I was in San Francisco when I read the bad news: “At this time, the demand for tickets . . . exceeds our limited supply, which means we will NOT be able to accommodate your request.” The next morning, on Nov. 15, a new email appeared in my inbox. A few hours before I was supposed to fly back to Washington, I called Shelly with an urgent message.
That evening, we rendezvoused at the Los Angeles airport and checked into our hotel at Universal Studios. Before bed, we pulled out our outfits — the dress code was “hip and trendy” — and discussed Gwen and Blake’s relationship.
We were ready for our appearance on “The Voice.”
The audience members for Episode 918 gathered in the Curious George parking lot structure at Universal City Walk. We were told to arrive 30 to 45 minutes before the 2 p.m. check-in time, but no more than 90 minutes in advance. We were also warned, in all capital letters, not to bring cellphones, which were banned from the set. At noon, Shelly and I joined about 20 people in the general ticket line; many were hunched over their gadgets.
We stood behind a pair of sun-kissed friends who had flown in from Hawaii for the show. They looked as if they greeted every day with sunrise yoga and an acai bowl.
“This is Southern California,” one of the blonds said. “We’re casual.”
To be sure, the fashion seemed more appropriate for brunch with the besties than for national TV: jeans, Ugg boots, breezy tops. The fanciest dresser was the guy behind us who flashed a diamond neck tattoo.
To bide our time, Shelly asked people in line when they received their tickets (yesterday, last night, this morning) and why they weren’t at work (between jobs, day off, self-employed). When a staff member walked by, Shelly quizzed him on our chances of getting in. (As general ticketholders, admission was not guaranteed.) He scanned the four lanes of heads and replied, “One hundred percent.”
After about an hour, the queue started to stir. Something was happening. A man with a clipboard approached and asked for IDs and tickets. Our reward: a purple wristband. We passed through a security machine, the portal to Narnia.
In the outdoor holding area, a vendor was selling “Voice” souvenirs (mugs, T-shirts, hoodies), and several food trucks were cooking up lunch (burgers, wraps, churros). To stay warm in the blustery weather, we boarded trams and huddled like stray kittens in a box.
Several girls in our car wore red wristbands. They were the chosen ones who would fill the two halves of the pit in front of the stage. They would have the closest views of the performers and the most camera face time. The trade-off: They would have to stand for two hours straight and keep their energy level at “dance party.”
As the sun started to slip behind the buildings, a short bearded employee stopped by our caravan with some guidance. He told us to have “positive energy” and to “be out of your minds.” He also advised us to clap our hands over our heads, like a cheerleading squad.
“It feels silly,” he said, “but it looks fantastic on TV.”

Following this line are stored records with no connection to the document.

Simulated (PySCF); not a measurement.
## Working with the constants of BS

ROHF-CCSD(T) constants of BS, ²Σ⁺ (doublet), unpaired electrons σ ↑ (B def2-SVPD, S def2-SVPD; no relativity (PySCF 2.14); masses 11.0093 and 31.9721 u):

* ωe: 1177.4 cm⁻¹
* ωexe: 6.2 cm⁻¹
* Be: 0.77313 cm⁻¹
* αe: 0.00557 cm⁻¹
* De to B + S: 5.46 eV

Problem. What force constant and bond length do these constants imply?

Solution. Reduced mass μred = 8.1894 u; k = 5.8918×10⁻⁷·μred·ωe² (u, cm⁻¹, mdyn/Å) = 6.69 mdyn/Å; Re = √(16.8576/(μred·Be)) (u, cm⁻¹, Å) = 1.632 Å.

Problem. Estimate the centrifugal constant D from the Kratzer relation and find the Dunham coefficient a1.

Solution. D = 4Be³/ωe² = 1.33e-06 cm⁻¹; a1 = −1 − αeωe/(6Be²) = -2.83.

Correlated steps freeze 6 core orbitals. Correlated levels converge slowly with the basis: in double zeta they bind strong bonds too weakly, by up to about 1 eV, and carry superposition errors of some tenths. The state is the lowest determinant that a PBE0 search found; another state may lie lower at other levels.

On the short ride through Universal Studios, the tram driver showed us a montage of movie clips and riffed on the industry like a stand-up comedian.
“Hurry up and wait,” he said over a loudspeaker. “This is probably your most Hollywood moment of the day.”
He explained that the episode we were attending would air live on the East Coast but would run three hours later on the West Coast.
“You are going into the future,” he said.
He dropped us off a few feet short of Stage 12, the largest soundstage on the Universal lot. We assembled by colors outside the large, impenetrable building. About an hour before the 5 p.m. start time, employees started to escort the different pigments inside. The purples entered, but Shelly and I had fallen behind because of a traffic jam at the port-a-potty. We were now clumped in with the outliers. As the number of waiting hopefuls dwindled, the chatter on the staffers’ headsets increased.
“They don’t have enough seats,” a girl with a turquoise wristband speculated.
I incited a protest: “Let the purples in!”
A guy motioned for us to approach and led us under an awning and into the studio. The venue was dark and mirrored, like a gentlemen’s club. A young woman offered us bottled water and directed us to our seats in the second-to-last row. I had a clear view of the stage and the backs of the coaches’ heads.
Some rules: If we needed to use the bathroom, we would have to flag down our section’s usher, who would accompany us to the outdoor toilets. She could take five people at a time and only during the commercial breaks. We were also told to clap to the beat, wave our arms to slow songs and stand for each performance. And no booing.
“You’re not here to sit and watch,” said the man in charge of rousing the crowd. “You need to be the loudest, rowdiest audience.”
When the top 12 contestants appeared onstage, I hopped out of my seat and whooped — without being asked.
If there was a moon that night, I was over it.
I clapped, danced and sang — or, more precisely, screamed — for nearly two hours. During breaks, I watched the coaches: Blake swaggering over to Gwen’s chair and flirting; Pharrell Williams keeping to himself; Adam bantering with Carson Daly, the host. I sometimes paused my squealing to take in the surroundings, a less painful way of pinching myself.
“You were truly an amazing crowd,” said the audience-energizer. “If you were here last Monday, you wouldn’t have heard me say that.”
After the show, we reversed the morning’s course. Shelly and I cut through the parking garage, now devoid of lines, and raced through Universal City to the hotel.
A few minutes before 8 p.m., I took a seat on the bed to watch “The Voice.”